To those human beings who are of any concern to me I wish suffering, desolation, sickness, ill-treatment, indignities ~ I wish that they should not remain unfamiliar with profound self-contempt, the torture of self-mistrust, the wretchedness of the vanquished: I have no pity for them, because I wish them the only thing that can prove today whether one is worth anything or not ~ that one endures

~ Friedrich Nietzsche


Well, then.  That's a little harsh at first glance, innit?

I can tell how much anxiety I'm bombarded with by how I respond to that above quote.

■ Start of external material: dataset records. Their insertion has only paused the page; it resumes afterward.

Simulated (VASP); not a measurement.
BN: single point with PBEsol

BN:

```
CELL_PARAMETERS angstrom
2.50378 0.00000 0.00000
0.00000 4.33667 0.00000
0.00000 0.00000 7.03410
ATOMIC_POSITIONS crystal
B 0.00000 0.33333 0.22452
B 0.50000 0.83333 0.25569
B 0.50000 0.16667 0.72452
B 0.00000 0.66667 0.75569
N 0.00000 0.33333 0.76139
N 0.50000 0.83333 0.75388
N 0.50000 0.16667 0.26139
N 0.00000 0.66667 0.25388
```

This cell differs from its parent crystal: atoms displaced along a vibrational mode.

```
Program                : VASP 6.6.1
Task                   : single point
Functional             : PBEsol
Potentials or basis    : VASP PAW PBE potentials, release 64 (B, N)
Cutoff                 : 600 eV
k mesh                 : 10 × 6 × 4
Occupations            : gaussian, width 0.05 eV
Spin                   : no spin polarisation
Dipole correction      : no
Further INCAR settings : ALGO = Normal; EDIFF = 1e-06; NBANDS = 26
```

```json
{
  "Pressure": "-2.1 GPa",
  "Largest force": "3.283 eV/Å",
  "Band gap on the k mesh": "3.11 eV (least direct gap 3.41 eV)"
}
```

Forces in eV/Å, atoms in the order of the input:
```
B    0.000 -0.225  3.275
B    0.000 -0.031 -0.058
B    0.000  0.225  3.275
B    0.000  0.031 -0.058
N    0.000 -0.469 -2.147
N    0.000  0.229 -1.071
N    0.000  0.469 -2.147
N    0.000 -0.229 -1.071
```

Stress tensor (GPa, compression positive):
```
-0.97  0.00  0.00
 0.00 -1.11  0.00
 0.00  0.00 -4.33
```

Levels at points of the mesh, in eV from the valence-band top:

When I am feeling super-dooper ill and my anxiety has flared like it's Black Saturday, I wish to smash Mr Nietzsche right in his (rather handsome) face and then curl up in a ball and vanish into thin air.  At those times, I have gone way past the point of acceptance and I am just screaming for it all to stop.  Sometimes, anxiety overwhelms to the point where you don't feel you can climb out of anywhere.

When I am feeling better, and have, say, increased my vitamin D levels to 10,000IU a day, I believe that our dear Freidrich is quite right on this score.  I say it with some trepidation though, because I don't believe the loneliness we feel in our suffering is helped by living in a culture whose parts are so disconnected from the whole.  I don't believe that the stiff upper lip of letting people drown in their suffering without knowing you are there to assist them helps anything at all.  And so I add to Mr Nietzsche's statement - we should be ready to assist other people to endure their suffering better.

But even so, if I had a magic wand to relieve your suffering, I would wave it, because you have to have a magic wand waving experience once in your life, surely?  And because I have an overwhelming desire to be a fairy godmother.  And anyway, it's not like you're not going to have another 10,000 bouts of suffering to learn to endure under, coming right up behind today.

If there is one lesson I will learn and forget over and over again until the day I die it is possibly this.  It's not what happens to you, it's how you respond.  I seem to have, somewhere deep down in the unconscious murk, developed a resistance to life as it is presented to me.  And so for me, I'm taking a little longer than some to realise that acceptance is not weakness.  It is the most amazing, durable spiderweb strength.  Like a still pond that can turn further downstream into rushing water.

The sophisticated, classy, empathetic human who results from this lesson is worth all of the pain that goes beforehand.  I have quite a large dose of that third element, but I'm going for the first and the second :)

Endurance is a difficult beast, though.  It seems that for some of us at least, the very darkest times are those where for hours or days or months you are cut off from being able to respond appropriately to that which is tormenting you in the first place.  Your ability to respond in a way that will help your own self is for the moment defunct.  At those times, your central nervous system has gone haywire.   (And in an age where chemicals continue to be poured into our environment on a relentlessly ongoing basis, we can't expect not to be affected.  I do believe though that we are beginning to make the slow connection to the fact that we are not islands, and if the merchants amongst us can't resist defecating in their own nest for their own profit, then we must continue speaking out until they stop.  But I digress.)

Sometimes, you can't gird your loins up to even climb back on that rather delicious knife edge of life where, despite your desire for the easy ride, you receive whatever happens to you with grace, knowing that your response is terribly important.  Knowing that doorways open up from this space that you can't get to otherwise.  On the other side of that is joy and resilience, hidden right in the middle of a busy city street.

Days you've fallen off the edge of the knife and on the way through it's sliced you in half, and you're spending hours, days, weeks, trying to get back to the you that is whole (even while at the very same time it is all inside you, complete.  You know it is, because the last time you were chopped up into 19 pieces you came back again and suddenly there you were, in some faint semblance of a coherent whole).

On those days when you are sliced in half, the kindness of strangers and friends helps staunch the blood flow, helps you endure-without-enduring until you can get back to those spaces where again you can climb back up onto the edge of the knife where hardship gives birth to joy.  This, surely, is why compassionate people enjoy the virtues of universal healthcare and welfare.  Because so many of us fall down below the waterline.  A sophisticated society helps people up, resisting the urge to blame.  A person who lives in such a society receives strength at their worst times.  Such things create resilience until people can climb back onto the knife's edge once more.

May you have the strength to live well in interesting times.  And may you be held up in the times when you don't.